Skip to content
Emrys Koenigsmann edited this page May 7, 2024 · 1 revision

Introduction to GitHub

Purpose of this Guide

The purpose of this guide is to give an introductory overview of GitHub as a solution for VIMS researchers, students and faculty. This guide provides a basic overview of the benefits of GitHub, how to get started, and links to detailed documentation for more advanced concepts.

What is GitHub?

GitHub stands as a cornerstone in the world of software development, yet its utility extends far beyond. For the new users at VIMS, imagine a digital lab notebook that not only meticulously records every change made to your research code and data but also enables seamless collaboration with colleagues across the globe. GitHub is this and much more—it's a powerful platform for hosting code, managing projects, and fostering collaboration among researchers and developers alike. Built on Git, the most widely used version control system, GitHub provides an interface that makes tracking changes, reviewing code, and contributing to projects both efficient and straightforward.

Benefits of Github

GitHub is not just a platform for software developers; it is a hub for hosting code, managing projects and facilitating collaboration across diverse fields and organizations. At its core, GitHub operates on Git, which is the most popular version control system that allows users to track, record and manage changes to code or project files over time.
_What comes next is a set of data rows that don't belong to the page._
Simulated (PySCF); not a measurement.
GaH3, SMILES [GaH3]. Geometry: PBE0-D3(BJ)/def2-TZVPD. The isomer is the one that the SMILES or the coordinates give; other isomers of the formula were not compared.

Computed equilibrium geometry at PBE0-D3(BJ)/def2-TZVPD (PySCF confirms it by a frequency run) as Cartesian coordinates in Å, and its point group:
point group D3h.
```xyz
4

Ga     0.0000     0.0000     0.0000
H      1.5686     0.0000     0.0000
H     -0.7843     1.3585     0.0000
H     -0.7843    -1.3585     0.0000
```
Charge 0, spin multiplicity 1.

  • Collaborative Environment: GitHub's collaborative features, such as fork and pull requests, make it easier for teams to work together on projects, share insights, and improve code quality through peer review.
  • Version Control: With Git at its core, GitHub provides a robust system for tracking changes to projects. This means every alteration to a program, dataset or model is recorded, allowing researchers to understand the evolution of their work and revert to previous versions if needed.
  • Code Sharing and Publishing: GitHub makes sharing projects with the global scientific community straightforward. Researchers can easily publish their code, making it accessible for others to use, cite, and build upon.
  • Project Management Tools: Beyond code hosting, GitHub offers project management tools like issue trackers and project boards, helping research teams organize tasks, prioritize work, and track progress efficiently.
  • Data Security and Privacy: GitHub offers various levels of privacy settings, including private repositories for sensitive projects that can be shared with select collaborators and public repositories for open science initiatives.
  • GitHub Organizations: More advanced management of code standards, policies and team management can be done with Organizations. This includes member management, team creation, and more advanced code review.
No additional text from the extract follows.